3 Steps to Showing Appreciation


How are you motivated?

For years I was motivated by money.  I would do any kind of odd job to earn money!  I applied for a job as soon as I could because I wanted money.  Even though the money was adequate, I was not happy in this job because of the environment.  As I look back on that experience I realize that I really cared about something more than money, appreciation.  While I did not mind the raises, I wanted something more.  I soon left that job and took another one in the same industry.  The difference was that in the new job I felt appreciated and only tolerated as a means to an end in the other one.  It made all the difference.  I have had a job in one form or another now for over 25 years.  I am responsible for my wife and 2 children now and money is still a motivating factor, but the jobs that gripped my heart were the ones in which I felt appreciated.  I do wonder if George’s rant, while proper, needed a bit of this book sprinkled in also.  Are we facing those issues in our organizations because we are not loving them as they need love?  Jesus said that we are to love our neighbors as ourselves.  But does that mean to love them in the way you need to be loved or just make sure they feel loved like you want to feel loved, supported, and appreciated?  I think it is the latter.

Appreciation is a human need that often goes bankrupt.  Human resources scramble to make sure people are feeling affirmed and appreciated.  Personnel Committees can learn from this in most churches today.  I have been in scant few churches and organiztions that do this well.  How can we say thanks in ways that impact the person without breaking the budget?  That is the problem isn’t it?  We want to say “Well done!” but we want to cut costs too.

Step #1  Determine the value of the person being appreciated.  How valuable is this person to the organization?  This question does not have to be concerned with rank and position.  Like sports, the value of the position raises the stakes.  Michael Lewis in The Blind Side: Evolution of a Game, takes the reader on a 50 year journey of how football began to value a player higher than anyone ever thought possible because of the protection the blind side lineman brought to the quarterback, who many still believe is the most valuable player on any team.  If the person is of high value then thank them with value.  Before you tell me that all members are of the same value, please take a breath.  All have value.  Some are more valuable than others.

Step# 2  Examine the length of service.  The longer a person has been committed to your organization the greater the appreciation ought to be.  Many companies took a beating in the last 2 decades for “letting go” employees close to retirement to cut budget needs.  Others just fired them to hire cheaper, younger labor.  Proverbs tells us that there is honor that accompanies grey hair.  We should honor the one who has served long.  While it would be cheaper to go young, it might cost you more in the long run.  Honor those long-time employees well.  Make it a big occasion.  Build into your policy manuals incrementally better incentives for staying committed to the organization longer.

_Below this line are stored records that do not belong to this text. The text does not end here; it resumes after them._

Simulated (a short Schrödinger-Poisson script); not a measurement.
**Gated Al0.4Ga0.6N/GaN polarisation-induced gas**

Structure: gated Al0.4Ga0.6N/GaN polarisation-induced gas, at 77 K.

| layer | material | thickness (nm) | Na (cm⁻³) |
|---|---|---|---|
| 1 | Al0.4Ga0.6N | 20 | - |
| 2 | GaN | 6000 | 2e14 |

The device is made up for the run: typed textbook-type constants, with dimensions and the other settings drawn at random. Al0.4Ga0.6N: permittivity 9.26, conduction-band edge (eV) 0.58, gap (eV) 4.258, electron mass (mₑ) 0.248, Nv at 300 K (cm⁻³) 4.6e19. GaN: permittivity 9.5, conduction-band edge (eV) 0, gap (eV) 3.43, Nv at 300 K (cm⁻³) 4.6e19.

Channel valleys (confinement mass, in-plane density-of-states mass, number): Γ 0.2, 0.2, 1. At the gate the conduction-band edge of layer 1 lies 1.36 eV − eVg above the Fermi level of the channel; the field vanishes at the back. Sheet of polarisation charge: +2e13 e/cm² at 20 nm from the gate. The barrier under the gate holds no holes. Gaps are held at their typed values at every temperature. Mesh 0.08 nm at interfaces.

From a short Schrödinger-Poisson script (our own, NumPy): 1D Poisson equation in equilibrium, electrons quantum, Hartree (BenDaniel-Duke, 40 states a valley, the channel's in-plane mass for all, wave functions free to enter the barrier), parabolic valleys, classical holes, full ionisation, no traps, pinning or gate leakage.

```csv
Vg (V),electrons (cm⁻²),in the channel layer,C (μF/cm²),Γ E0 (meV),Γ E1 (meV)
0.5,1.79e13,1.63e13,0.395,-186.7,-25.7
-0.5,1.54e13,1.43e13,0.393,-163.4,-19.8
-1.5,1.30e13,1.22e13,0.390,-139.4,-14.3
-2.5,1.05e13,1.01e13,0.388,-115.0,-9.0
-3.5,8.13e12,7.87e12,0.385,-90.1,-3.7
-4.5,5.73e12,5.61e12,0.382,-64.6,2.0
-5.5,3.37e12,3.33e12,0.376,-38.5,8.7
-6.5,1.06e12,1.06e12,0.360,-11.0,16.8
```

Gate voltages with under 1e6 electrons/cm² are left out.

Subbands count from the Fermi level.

Step# 3  Discover their sweet spot.  My son is learning to play golf.  We are teaching him that there is a certain space on the face of the club called the sweet spot.  When that spot hits the ball it is like hitting a home run in baseball.  The ball will have the proper loft and longer distance.  If you do not hit the sweet spot, the ball will still fly but not as well or long.  The same is true in your organizational appreciation model.  You may have standardized the concept without taking into consideration of what the sweet spot of the person is.  Fear not!  Gary Chapman and Paul White have written a book just for you titled The Five Languages of Appreciation. Even you do not read this book, it only makes sense that what makes one feel appreciated may not work for another.

Jesus shares a parable of servants given sums of money from their boss.  To the ones who use it wisely and with gain the owner says, “Well done!”  To the one who mismanaged what he had been given the owner throws them out.  Each of us have those whom we manage.  Like the parable of the talents, what are you doing with them?  Are you showing them appreciation?  Are showing them love?  Every organization I know struggles with dedication and commitment.  The answer might simply be that our employees, volunteers, and members leave because someone else shows them love and appreciation tailored to them rather than tied to a policy manual.

What will you do to keep them?  Step up.